Monday 23 May 2011

Cultural difference, power and privilege (May 12, 2011)

            I woke up this morning to find myself in my very first full day in Kenya.  Another student, Megan, and I are staying with Dr. O and her son in their townhouse in Nairobi.  Dr. A Obeen nothing but accommodating since I arrived.  For dinner last night we had rice, chicken and carrots – and the carrots had far more flavor than anything I’ve ever made.  I’ve decided that I’ve got a thing or two to learn from Kenya cooking!  After chatting for a while, largely about Dr. O’s career as a lawyer and passion for gender equality issues (fascinating!), we called it a night.
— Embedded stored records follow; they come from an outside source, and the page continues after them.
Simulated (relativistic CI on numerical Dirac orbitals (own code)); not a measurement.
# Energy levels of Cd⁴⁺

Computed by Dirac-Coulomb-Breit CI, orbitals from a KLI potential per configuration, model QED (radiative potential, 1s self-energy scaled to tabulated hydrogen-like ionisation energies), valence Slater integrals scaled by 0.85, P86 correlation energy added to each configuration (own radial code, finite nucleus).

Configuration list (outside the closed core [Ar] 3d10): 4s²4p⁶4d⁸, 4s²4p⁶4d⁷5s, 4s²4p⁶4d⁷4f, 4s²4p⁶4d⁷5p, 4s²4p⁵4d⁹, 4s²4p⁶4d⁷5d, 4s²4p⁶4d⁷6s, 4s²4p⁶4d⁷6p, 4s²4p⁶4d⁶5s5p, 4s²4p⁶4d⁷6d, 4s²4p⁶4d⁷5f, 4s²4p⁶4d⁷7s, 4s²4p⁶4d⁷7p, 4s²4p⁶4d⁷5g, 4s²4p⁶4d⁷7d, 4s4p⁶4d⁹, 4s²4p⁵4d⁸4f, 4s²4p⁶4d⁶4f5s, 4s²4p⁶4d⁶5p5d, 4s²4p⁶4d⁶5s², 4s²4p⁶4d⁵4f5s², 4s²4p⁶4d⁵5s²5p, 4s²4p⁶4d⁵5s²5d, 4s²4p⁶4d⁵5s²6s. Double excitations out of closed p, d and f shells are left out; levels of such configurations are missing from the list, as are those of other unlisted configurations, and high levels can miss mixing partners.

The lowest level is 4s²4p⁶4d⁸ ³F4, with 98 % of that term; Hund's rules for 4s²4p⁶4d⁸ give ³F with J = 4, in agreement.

        When I woke up this morning, I was the last one out of bed.  Megan was dressed and on her way out the door for a meeting with a contact in one of Nairobi’s slums.  Her goal is find out learn what type of NGO presence is currently there and to find out about volunteer opportunities.  Her invite to go with her brought to what is sure to be my first of many debates about learning experience vs safety.  I would have absolutely loved to have tagged along.  I am sure that it would have been an experience unlike anything I have ever experienced, however, I recognize that I am still completely naïve about the risks and safety precautions in my new environment – and let’s be honest, I’m pretty naïve in general!  I could see Warren and my parents in my mind and I could hear my promise to choose safety over adventure if the two were ever in conflict.  I decided to stay behind.  Instead, I had my first shower in several days and talked to Dr. O until her friend arrived to pick her and her son up at 11am.  This brings me to the discovery of my first interesting cultural difference: perception of time.
            Kenyan’s don’t make a habit of wearing wrist watches.  From what I can tell, an appointment time is a rough guideline, to be achieved within plus or minus two hours.  Dr. O’s friend was scheduled to pick her up at 9am, but rolled in shortly after 11.  When she called to find out where he was, she promptly informed him that through his tardiness, he had proven himself to be truly African.  When she hung up, she explained to me that when someone in Africa “keeps time” for their appointments, people jokingly refer to them as “Muzungus” (white people), but when you don’t keep time, you must be African.  Based on this, I feel that I should have been born African and my lack of ability to keep time should fit in just nicely here.
This picture was taken in Naivasha Town, the formal settlement on the lake.  It's not my crummy photography skills that make it blurry - this is a very dusty place!  It's a good thing we're analyzing what's in the dust, huh?
            On a completely unrelated note, something that I have found even more interesting than perceptions of time is my hesitation to discuss power and privilege.  I have always felt somewhat uncomfortable and guilty for the privilege that I was born into.  When I do talk about privilege and power, it’s usually with people who were born into the same privileged situation as me, so we’re like two guilty people discussing a crime, but without judging one another because we both share the same guilt (a little melodramatic perhaps, but that’s pretty close to how I feel!).  I’ve noticed over the past two days, however, that I am no longer as comfortable talking about this subject.  Yesterday, I was asked in front of a group of Kenyans if I had started to see the signs of a developing country.  The honest answer would have been that I did see differences.  Things I have seen in Kenya that I don’t often see in my own back yard include burnt out street lights, guarded neighbourhoods, broken glass on top of the clay walls that surround peoples’ homes to protect from intruders, potholes that make some of the larger potholes in London seem modest and overcrowding of cars and parking lots.  But I don’t yet feel comfortable admitting to the world that I haven’t seen most of this in my own country.  I’m a bit embarrassed by my privilege.  So, when people ask me about the signs of a developing country, I avoid the question.  This has led to my new personal goal for this trip: figure out a way to deal with my privilege, without simply pretending that it doesn’t exist.
            On a brighter note, I have noticed that there other differences that I am perfectly comfortable discussing, including the fact people are so friendly!  They smile at and engage in meaningful conversation with strangers.  This is so very refreshing.  What I have seen of Nairobi is also much greener than any of the big cities in Canada.  The trees and greenery are gorgeous.  I am told by Vincent’s cousin that these are not actually real trees.  If I want to see real trees, I will have to come and visit their home, where I will see what real Kenyan trees look like.  Vincent’s home looks beautiful in the pictures and his family seems absolutely charming.  I can hardly wait to visit!